And now for something completely different

Interesting and original thought from novelist Elizabeth Goudge, on the art of writing:

Writing a book is much the same as any other kind of creative work, painting or carpentry or embroidery or having a baby, an act compounded of love, imagination and physical labour. And if a mother were to tell me that you do not need imagination to produce a baby I should answer that love and imagination cannot be separated. When a woman falls in love with a man it is as though she opened Pandora's box; all her longings and imaginings fly up.... And when the man's child is conceived it is the same...A book begins with falling in love. You lose your heart to a place, a house, an avenue of trees, or with a character who walks in and takes sudden and complete possession of you. Imagination glows, and there is the seed of your book.

Comments (7)

I love this quotation!

It sets off all sorts of trains of thought, I find.

It makes me want to get busy.

(What am I doing on this chick-thread?)

Good piece, Lydia. Having just published my own book, I'm more inclined to agree with Winston Churchill: "Writing a book is an adventure. To begin with, it is a toy and an amusement; then it becomes a mistress, and then it becomes a master, and then a tyrant. The last phase is that just as you are about to be reconciled to your servitude, you kill the monster, and fling him out to the public.”

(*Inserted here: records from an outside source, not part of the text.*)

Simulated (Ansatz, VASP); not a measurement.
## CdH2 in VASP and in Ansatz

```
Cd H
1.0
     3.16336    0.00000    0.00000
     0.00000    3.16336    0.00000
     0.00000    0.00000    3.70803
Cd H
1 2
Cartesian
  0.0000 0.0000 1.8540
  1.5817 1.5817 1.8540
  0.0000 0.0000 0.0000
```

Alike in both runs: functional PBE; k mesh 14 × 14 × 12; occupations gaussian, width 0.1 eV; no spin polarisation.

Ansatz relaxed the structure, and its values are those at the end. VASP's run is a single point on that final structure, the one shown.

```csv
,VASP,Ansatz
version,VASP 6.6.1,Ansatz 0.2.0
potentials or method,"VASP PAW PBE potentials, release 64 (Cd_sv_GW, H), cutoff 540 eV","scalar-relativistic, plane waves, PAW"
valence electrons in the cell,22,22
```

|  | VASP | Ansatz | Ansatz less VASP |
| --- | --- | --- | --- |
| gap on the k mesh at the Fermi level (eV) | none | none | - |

I like that, Scott. I have a friend who wrote a statistics textbook. He is unmarried and often referred to the book as his mistress and talked about how he was wedded to it and had no time for anything else. Now, being a talented pianist, he says he is married to his piano. (This is a guy who definitely needs to get a real wife.)

A beautiful and evocative passage. Thank you. That and the Churchill quote will help get me back onto a book project that has been neglected a while.